Oil and Water Don’t Mix, Except in EV Battery Recycling

Discarded lithium-ion batteries are piling up, and the problem is expected to worsen. Recycling can’t keep up with demand because conventional recycling processes are expensive, and profit margins are slim.

In the U.S., only 5% of end-of-life batteries from EVs and energy storage systems are recycled. In the U.K., as many as 100,000 EV batteries are waiting to be recycled. The backlog of used batteries could reach 16,650 tonnes by 2028.

However, University of Leicester researchers say they have found a sustainable and cost-effective recycling method using cooking oil and water. They claim the technique can retrieve 96% of usable metals from recycled lithium-ion batteries while using only 1% of the energy of conventional methods.

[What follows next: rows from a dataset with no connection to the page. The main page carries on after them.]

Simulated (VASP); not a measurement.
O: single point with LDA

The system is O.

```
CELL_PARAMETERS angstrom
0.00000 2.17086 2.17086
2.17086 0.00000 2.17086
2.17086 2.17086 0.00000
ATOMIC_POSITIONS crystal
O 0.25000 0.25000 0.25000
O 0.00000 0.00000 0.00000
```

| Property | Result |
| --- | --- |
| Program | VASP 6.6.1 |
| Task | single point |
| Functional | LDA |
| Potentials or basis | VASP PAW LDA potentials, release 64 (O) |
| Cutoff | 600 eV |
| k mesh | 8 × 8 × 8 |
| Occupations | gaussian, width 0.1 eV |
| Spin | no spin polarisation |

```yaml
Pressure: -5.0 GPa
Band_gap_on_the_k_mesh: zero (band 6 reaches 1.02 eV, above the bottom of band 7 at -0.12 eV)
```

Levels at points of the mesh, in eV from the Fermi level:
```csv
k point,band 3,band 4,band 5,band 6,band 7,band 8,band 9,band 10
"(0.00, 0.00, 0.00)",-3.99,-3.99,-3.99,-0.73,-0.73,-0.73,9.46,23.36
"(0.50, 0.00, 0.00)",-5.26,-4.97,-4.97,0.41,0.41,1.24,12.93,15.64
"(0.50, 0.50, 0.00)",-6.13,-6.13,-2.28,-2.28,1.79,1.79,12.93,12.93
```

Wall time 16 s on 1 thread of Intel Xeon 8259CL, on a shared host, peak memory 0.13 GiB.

Black mass—shredded metals from conventional battery recycling. Image used courtesy of Environmental Protection Agency

Black Mass and the Recycling Problem

Conventional recycling produces black mass, a shredded mix of metals from the anodes and cathodes. Black mass varies in quality and composition. It usually contains quantities of valuable metals like graphite, lithium, cobalt, and nickel, with inactive or useless materials.

The black mass usually undergoes pyrometallurgy or hydrometallurgy. These long-loop processes are energy-intensive and potentially polluting.

Pyrometallurgy breaks down metals by burning lithium-ion batteries at temperatures up to 1400°C. Fossil fuel sources typically supply the energy. Pyrometallurgy can also produce fluoride and carbon dioxide emissions.

Hydrometallurgy uses chemical solutions, often strong acids or bases, to leach the metals from the used batteries. The process creates metal salts, which require additional processing before they can be used in new batteries. Hydrometallurgy uses less energy than pyrometallurgy, but it can release heavy metals and other undesirable byproducts.

Typical lithium-ion battery recycling process. Image used courtesy of Lei et al.

Pyrometallurgy and hydrometallurgy also reduce the quality of recoverable lithium by damaging the lithium metal oxides’ crystalline structure. This requires further purification steps.

An alternative recycling process, froth flotation, uses water and a hydrophobic (water-repellent) substance. The hydrophobic substance sticks to the metal particles and, when air bubbles are added, floats to the surface as froth that can easily be skimmed off. However, the method is time-consuming and sometimes diminishes the quality of the desired metals.

University of Leicester researchers wanted to find a more efficient and sustainable way to separate graphite and lithium metal oxides. They discovered an ultrasonic process to stabilize an oil-water mixture. When heated, the method separates the desirable metals without harming their quality. This process of combining abundant, natural substances could make battery recycling more sustainable and cost-effective.

Their study appeared in the RSC Sustainability journal, and they have applied for a patent.

Short-Loop Recycling

Oil and water are not chemically compatible and can’t create a stable mixture without an emulsifier, which is usually soap. The researchers believed they could make a stable oil-water mixture by using ultrasound.

As a test, they combined 1% of vegetable oil or kerosene with deionized water. Then, they immersed an ultrasonic horn into the mixture. The process turned the water “milky” in color and created an oil-in-water suspension that remained stable for two weeks or more.

The oil nano-droplets adhered to the carbon in the mixture and bound the graphite particles into oil-graphite conglomerates. The lithium metal oxides remained suspended in the water. When the oil-graphite clumps were skimmed off, the valuable metal oxides remained.

Using the emulsified oil-water mix to extract graphite and other metals. Image used Image used courtesy of Lei et al.

Following the trial, the researchers applied the process on a larger scale to pre-treated black mass. Using the oil-water emulsion, the ultrasonic agitation process, and heat, they could separate graphite and lithium metal oxides with up to 96% purity in just minutes.

Researchers figured the total cost of the process was about 44% lower in energy consumption than directly incinerating black mass at 850°C for an hour. They concluded that this short-loop process is a promising alternative to typical recycling methods and could make the battery supply chain cheaper and more sustainable.

How Can Oil and Water Help Recycling?

The short-loop recycling process could effectively close the recycling loop. With a less expensive recycling process, more companies could start offering lithium-ion batteries, thus keeping used EV and storage batteries out of landfills. An increase in recycling would reduce reliance on mining and lead to better availability of quality lithium, graphite, and other metals necessary for new battery manufacturing.